Sunday, February 17, 2008

This is where we begin

The priest went around flailing the vial of holy water about, before finally stopping before me. "You deserve to be blessed," he remarked smiling, the unmistakable yet inexplicable aura emanating from him. I guess I've always held priests in high regard.

It wasn't much, and yet I don't think I deserved that kindness, nor any for that matter, because for what I was worth, I guess I deserved to rot in hell. That's not exactly a comforting thought, to say the very least.

But then, at one point or another, we begin to wonder why we're here and ponder the bigger questions, as I did here today. And I guess, I'm still alive because I haven't fulfilled my mission. In fact, I don't think I even know what it is. All I know is that I could still make up for everything I've done, and therefore, if ey is equal to bee, I should.

Knowing what to do and doing it are two very different things. I guess I've always had the chances and the opportunities to turn my life around. It goes without saying, as I'm obviously still stuck in a rut, that I haven't exactly done that.

I've been talking to some friends about how I feel as though I know very little about things. I wonder when and where and how I would come to understand the things I don't understand about school and about life itself. Two words: self doubt.

But I guess, knowing where you lack, you know where to begin, and beginning is winning half the battle. And between the beginning and the end is where you give back.

This is where we begin.

Monday, February 11, 2008

Somewhere between gone and goodbye

We were neither where we should be nor there where we want to be, but we were packing our bags all the same, knowing our lives were really just a full stretch of road ahead that neither of us were going to be a part of anymore.

It was three days away from midnight, and the flowers were wilting, and the little bottle was collecting dust upon the shelves. It was something I should have given her four days ago, but I guess some things were just more important than she was. I could only sit now and watch other people carry flowers on the way to school on one hand, and a box of sweets on the other, knowing it was something I should have been doing myself.

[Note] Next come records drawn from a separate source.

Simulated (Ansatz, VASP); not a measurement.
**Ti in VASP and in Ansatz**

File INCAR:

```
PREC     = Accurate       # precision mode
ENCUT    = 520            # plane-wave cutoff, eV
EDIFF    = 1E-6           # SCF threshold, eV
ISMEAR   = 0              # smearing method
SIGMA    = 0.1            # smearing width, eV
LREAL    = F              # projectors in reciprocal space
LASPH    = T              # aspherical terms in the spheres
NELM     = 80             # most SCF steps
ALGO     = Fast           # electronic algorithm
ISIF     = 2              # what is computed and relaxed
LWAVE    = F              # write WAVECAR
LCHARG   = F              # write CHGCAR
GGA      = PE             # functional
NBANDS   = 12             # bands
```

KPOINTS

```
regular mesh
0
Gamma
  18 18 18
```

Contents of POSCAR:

But it was over; or perhaps, we've simply snapped out of the disillusionment that it had even begun, for it never did. From the outside looking in, we were just people who happened to be there at the right place, at the right time, that there was nothing more than a favor I've delivered in return.

I've seen where I disagree with other people about decisions - from Zette's oft-too-yucky optimism as opposed to my usual cutthroat cynicism; to Kanny - definitely the last person on earth I expected to talk to about it - and her saying that my sweetness may yet make her change her mind about leaving, airport scene and all in impeccable slash Hollywood fashion; to Kev, who was most probably ready to bite my head off from the get-go; to James making the most sense - Kung gusto, maraming paraan; kung ayaw, maraming dahilan; and finally to J.L. who shared similar sentiments.

But ultimately, whichever way other people may put it, calling it off was the right thing to do, simply because we find the only people capable of defining the subtle degradations of the ethics and principles by which we root our identities and decisions upon are, after all, ourselves. There was no leaving things to fate, to rationalizing about not having control over whatever. We need to do what we need to do, with what we think is right, and we have to be okay with that.

I guess there's no denying, despite the differences we had, was that it was really a sad story that ended up in the estrangement of one party from the other, which, I might add, should never have happened from the start; but we have to move on. There's only so much left to ponder about even as Somewhere Down the Road plays one more time.

Friday, February 08, 2008

Point zero point zero

We had our fair share of the late nights shared over cups of coffee in front of the screen; the promises made then, the ones kept long ago, and the ones that were broken now; the unwarranted outbursts of cheesiness; the confession of feelings hidden and rekindled; and the random expressions of thoughtfulness that were not so random after all.

But I guess we all knew the inevitability of our story from the start. We understood where the line was drawn, so we never harbored false hopes. So though it ends now, perhaps, too little too soon, and we're back where we began, I know we'll always have that little table in front of the kitchen; and I'm glad we tried.

I love you, and goodbye.

Tuesday, February 05, 2008

Wherever you will go

Save the fireworks and the roses, and dismiss the marching band. When the stars conspire to make your life a tad, if not a tad more difficult than it already is, suddenly waking up on the wrong side of the bed, finding yourself on the wrong side of time constraints and an overpouring of other commitments, you can only do so much.

I already gave my word; I was supposed to meet her this Thursday. It's supposed to be something symbolic, after all - being together at the start of another year in the lunar calendar. Ironically, things have gotten in the way yet again. We defend our work this Friday, and we're all struggling to regroup. As if that bomb were not enough, Sir Tan announced a test on advanced math this Saturday only hours ago.

So while we finally seemed to be getting nudged in the right direction together, the promise of three years seeming to make a premature takeoff, it only seems to get awrier as we go along.

We can only assume and counter assume so much before we reach a dead end. The last counter assumption was that if she was truly important to me, then I would certainly find the reasons and the excuses to go. Does this mean she's not important to me? Care to counter?